We show that associating metallic means with polygons, beyond the golden and silver means, requires looking beyond the side to diagonal relationship.

## Introduction

From Polygons, Diagonals, and the Bronze Mean by Antonia R. Buitrago

The Metallic Means Family (MMF) was introduced in 1998 by Vera W. de Spinadel [1998; 1999]. Its members are the positive solutions of the quadratic equation $x^2-px-q=0$, where the parameters $p$ and $q$ are positive integer numbers. The more relevant of them are the Golden Mean and the Silver Mean, the first members of the subfamily which is obtained by considering $q=1$. The members $\sigma_p$, $p=1,2,3 \ldots$ of this subfamily share properties which are the generalization of the Golden Mean properties. For instance, they all may be obtained by the limit of consecutive terms of certain "generalized secondary Fibonacci sequences" (GSFS) and they are the only numbers which yield geometric sequences:

$$\ldots, \frac{1}{{\sigma_p}^3}, \frac{1}{{\sigma_p}^2}, \frac{1}{\sigma_p}, 1, \sigma_p, {\sigma_p}^2, {\sigma_p}^3, \dots$$

$$1 + p \cdot \sigma_p = {\sigma_p}^2$$ $${\sigma_p}^k + p \cdot {\sigma_p}^{k+1} = {\sigma_p}^{k+2}$$ $$\frac{1}{{\sigma_p}^k} = \frac{p}{{\sigma_p}^{k+1}} + \frac{1}{{\sigma_p}^{k+2}}, \mbox{ } k = 1,2,3,\ldots \ .$$ Figure 1

In Polygons, Diagonals, and the Bronze Mean, Antonia Redondo Buitrago demonstrates that the bronze mean does not appear as a side to diagonal relationship in a regular polygon. Yet there still remains the question of whether or not metallic means appear as a ratio between line segments like in the pentagon, Figure 1.

## Logic $n=7$
Figure 2 $n=8$
Figure 3

Let there be a regular polygon with $n$ sides and vertices and a circumradius of 1. Connect each vertex pair with a diagonal $d_i$ and let $P_{d_i}$ be a set of intersection points between $d_i$ and each other diagonal:

$$P_{d_i} = \{ p_1, p_2, p_3, \ldots, p_j \}$$

where $j$ is the total number of intersection points for a given diagonal $d_i$.

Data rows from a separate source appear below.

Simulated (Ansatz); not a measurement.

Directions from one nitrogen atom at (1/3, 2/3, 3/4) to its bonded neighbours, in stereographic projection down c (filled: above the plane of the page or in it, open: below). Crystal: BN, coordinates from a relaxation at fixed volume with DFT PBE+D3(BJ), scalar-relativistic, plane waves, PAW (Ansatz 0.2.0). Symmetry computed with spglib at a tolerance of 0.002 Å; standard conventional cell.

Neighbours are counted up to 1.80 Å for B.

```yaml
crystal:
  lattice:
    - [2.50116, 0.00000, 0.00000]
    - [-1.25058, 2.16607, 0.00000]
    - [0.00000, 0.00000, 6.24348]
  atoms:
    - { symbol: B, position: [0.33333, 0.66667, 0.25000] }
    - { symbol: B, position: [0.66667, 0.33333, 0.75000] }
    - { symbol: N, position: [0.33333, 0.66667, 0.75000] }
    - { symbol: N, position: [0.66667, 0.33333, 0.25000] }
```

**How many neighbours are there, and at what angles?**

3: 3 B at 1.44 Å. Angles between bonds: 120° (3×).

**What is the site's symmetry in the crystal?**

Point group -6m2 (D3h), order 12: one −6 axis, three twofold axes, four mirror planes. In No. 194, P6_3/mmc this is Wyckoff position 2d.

Let $L_{d_i}$ be the set of lengths between pairs of points in $P_{d_i}$:

$$L_{d_i} = \{ \overline{p_1 p_2}, \overline{p_1 p_3}, \ldots, \overline{p_{j-1} p_j} \}.$$

For a regular polygon, only a single vertex and its diagonals are needed due to rotational symmetry.

For a vertex, the number of diagonals required to encompass all possible lengths of a regular polygon is $\lfloor \frac{n}{2} \rfloor$ due to reflectional symmetry. Reflectional symmetry reduces the number of diagonals by half because diagonals opposite each other across a line of symmetry have the same set of line segments; even-sided polygons also include the diagonal that is the circumdiameter.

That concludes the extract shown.